Peel when your carry is the win condition. If your ADC is 8/2 with three items and the enemy Zed is trying to kill them, your job is to keep your ADC alive. Exhaust the Zed, Lulu polymorph the Zed, Janna tornado the Zed — whatever it takes to keep your carry dealing damage.
Engage when the enemy is out of position. If the enemy ADC is standing in front of their team with no Flash, engage onto them. A dead enemy carry means the teamfight is essentially won regardless of what else happens.
Track enemy cooldowns. If the enemy Malphite has already used Unstoppable Force, he is not a threat for 100 seconds. If the enemy Zed used Death Mark on your top laner, he cannot assassinate your ADC for the next 90 seconds. Knowing what abilities are available changes your decision-making in real time.
Peeling Fundamentals
Peeling means using your abilities to keep threats away from your carries. This is the most important teamfight skill for the majority of support champions.

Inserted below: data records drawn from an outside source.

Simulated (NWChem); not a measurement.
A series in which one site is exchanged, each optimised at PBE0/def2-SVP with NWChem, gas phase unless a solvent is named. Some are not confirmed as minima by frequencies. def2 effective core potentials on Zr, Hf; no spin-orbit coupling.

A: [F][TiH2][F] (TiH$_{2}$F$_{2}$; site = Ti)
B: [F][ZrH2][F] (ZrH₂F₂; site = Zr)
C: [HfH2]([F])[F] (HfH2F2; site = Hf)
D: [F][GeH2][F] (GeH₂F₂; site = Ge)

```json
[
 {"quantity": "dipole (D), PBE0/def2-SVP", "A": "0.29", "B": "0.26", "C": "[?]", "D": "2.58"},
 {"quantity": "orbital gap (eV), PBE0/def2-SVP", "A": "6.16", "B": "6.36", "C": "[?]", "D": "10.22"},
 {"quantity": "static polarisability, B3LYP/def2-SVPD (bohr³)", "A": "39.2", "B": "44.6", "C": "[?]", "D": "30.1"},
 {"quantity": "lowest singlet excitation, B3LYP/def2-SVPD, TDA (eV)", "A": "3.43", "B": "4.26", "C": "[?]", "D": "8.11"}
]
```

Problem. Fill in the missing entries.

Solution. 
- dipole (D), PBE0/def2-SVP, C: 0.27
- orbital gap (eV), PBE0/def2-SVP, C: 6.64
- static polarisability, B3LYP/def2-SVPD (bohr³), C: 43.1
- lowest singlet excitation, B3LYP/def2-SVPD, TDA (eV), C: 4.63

Layer your crowd control. Do not use all your abilities at once. If Leona hits a Zenith Blade stun on the enemy diver, do not immediately follow with your Shield of Daybreak. Wait for the first stun to end, then apply the second. Layered crowd control keeps the threat locked down for twice as long.
Position between your carry and the threat. Stand between your ADC and the enemy assassin or diver. This forces the enemy to go through you to reach your carry, and going through you means eating your crowd control.
Save your key ability for the right moment. Janna's Monsoon should not be used the instant a fight starts. Save it for when the enemy diver is on top of your ADC. Lulu's polymorph should not be used on the enemy tank — save it for the assassin. Your most powerful defensive ability should protect against the most dangerous threat.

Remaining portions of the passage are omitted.